Gay civil rights activist to dedicate Rainbow Resource & Study Room at his alma mater
Fulfilling a dream of gay civil rights activist and alumnus Bill Jones, University of the Pacific this weekend will dedicate a new Rainbow Resource and Study Room in the William Knox Holt Memorial Library on the university's Stockton campus. The dedication is 2-4 p.m. Sunday, Aug. 9.
(Media-Newswire.com) - Fulfilling a dream of gay civil rights activist and alumnus Bill Jones, University of the Pacific this weekend will dedicate a new Rainbow Resource and Study Room in the William Knox Holt Memorial Library on the university’s Stockton campus. The dedication is 2-4 p.m. Sunday, Aug. 9.
“I believe it is important to offer LGBT students an on-campus place where they can learn more about their community’s history, meet others who are like them, and have a place where they feel at home,” Jones said.
Jones himself, now 87, occupies an important place in that history. In 1969, he became the first single man in California to adopt a child. In the mid 1970s, when such businesses were still rare, he owned and operated a social club in San Francisco that catered to gay, lesbian and heterosexual customers. In 2004, during a month-long window when same-sex marriage was legal in San Francisco, he performed 457 weddings as a volunteer marriage commissioner.
“This new resource room honors the legacy and impact of the LGBT community and reflects Pacific’s commitment to inclusiveness,” said Patrick Day, vice president for Student Life. “It will provide a dedicated space for students, faculty, staff and community members to learn, collaborate, explore and understand one another in an educationally supportive environment.”

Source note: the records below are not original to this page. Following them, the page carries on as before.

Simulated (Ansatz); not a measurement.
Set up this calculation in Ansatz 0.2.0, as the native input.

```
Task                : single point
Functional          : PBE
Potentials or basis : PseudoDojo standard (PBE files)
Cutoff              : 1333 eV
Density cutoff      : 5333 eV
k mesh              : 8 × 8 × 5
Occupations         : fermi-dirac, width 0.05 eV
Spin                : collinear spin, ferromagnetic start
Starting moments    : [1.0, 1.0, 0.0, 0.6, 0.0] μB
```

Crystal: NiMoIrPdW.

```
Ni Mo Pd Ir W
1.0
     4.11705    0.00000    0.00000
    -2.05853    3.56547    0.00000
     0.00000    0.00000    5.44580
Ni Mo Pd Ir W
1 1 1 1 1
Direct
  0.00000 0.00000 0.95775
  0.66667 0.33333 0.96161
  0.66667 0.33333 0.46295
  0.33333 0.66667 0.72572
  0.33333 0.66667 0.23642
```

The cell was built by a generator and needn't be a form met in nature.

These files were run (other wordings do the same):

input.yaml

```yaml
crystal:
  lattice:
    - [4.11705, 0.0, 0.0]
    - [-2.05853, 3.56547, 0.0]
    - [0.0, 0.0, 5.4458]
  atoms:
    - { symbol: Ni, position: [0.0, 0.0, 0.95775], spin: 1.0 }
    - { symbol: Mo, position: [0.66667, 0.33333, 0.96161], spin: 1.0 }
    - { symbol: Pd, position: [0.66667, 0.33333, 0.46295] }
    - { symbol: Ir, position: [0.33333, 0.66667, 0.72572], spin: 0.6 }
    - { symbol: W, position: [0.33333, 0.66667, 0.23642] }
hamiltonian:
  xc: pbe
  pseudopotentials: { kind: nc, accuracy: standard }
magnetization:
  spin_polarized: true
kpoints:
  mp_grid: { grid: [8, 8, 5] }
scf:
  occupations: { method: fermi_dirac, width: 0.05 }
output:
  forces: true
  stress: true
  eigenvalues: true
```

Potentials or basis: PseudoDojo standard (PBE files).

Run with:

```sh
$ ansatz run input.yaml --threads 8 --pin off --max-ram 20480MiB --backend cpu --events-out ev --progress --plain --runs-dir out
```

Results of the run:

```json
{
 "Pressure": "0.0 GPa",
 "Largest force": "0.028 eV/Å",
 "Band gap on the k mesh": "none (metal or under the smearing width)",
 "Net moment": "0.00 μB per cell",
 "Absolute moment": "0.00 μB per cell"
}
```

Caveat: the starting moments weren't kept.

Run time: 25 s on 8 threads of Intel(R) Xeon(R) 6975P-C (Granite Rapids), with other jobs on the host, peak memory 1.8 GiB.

Jones, who earned a degree in art and education from Pacific in 1951, publicly proposed the idea of an LGBT resource room in a 2004 article in Pacific Review, the university’s alumni magazine.
In the article, Jones credited Pacific professors with imbuing in him “an embedded sense of morality and justice.” But he also recalled feeling lonely and apart during his college years. “The shame and alienation I felt as a student are feelings I don’t want any student on this campus to experience,” he said.
To that end, Jones proposed a place where students could learn about the proud history of gays and lesbians in California, modeled after the James C. Hormel Gay and Lesbian Center established at the San Francisco Library in 1996.
Plaques in the new Rainbow Resource & Study Room honor the memory of Jones’ son, Aaron Hunter Jones, who died in young adulthood. Another plaque displays this message from Jones:
“After the storm’s thunder, lightning, and icy rain of ignorance, misinformation, misconception, and prejudice comes to an end, the brilliant sun of insight and understanding comes out and we are awestruck by the beauty of the glowing rainbow – a rainbow of sexual preferences and identities.”
In addition to Jones, significant figures in LGBT history who have studied or taught at Pacific include U.S. Supreme Court Justice Anthony Kennedy, who is the longest-serving active faculty member at the Pacific McGeorge School of Law, and former San Francisco Mayor George Moscone, who graduated from Pacific in 1953.
Moscone’s papers are housed in the Holt Atherton Special Collections in the library, two floors below the new resource room.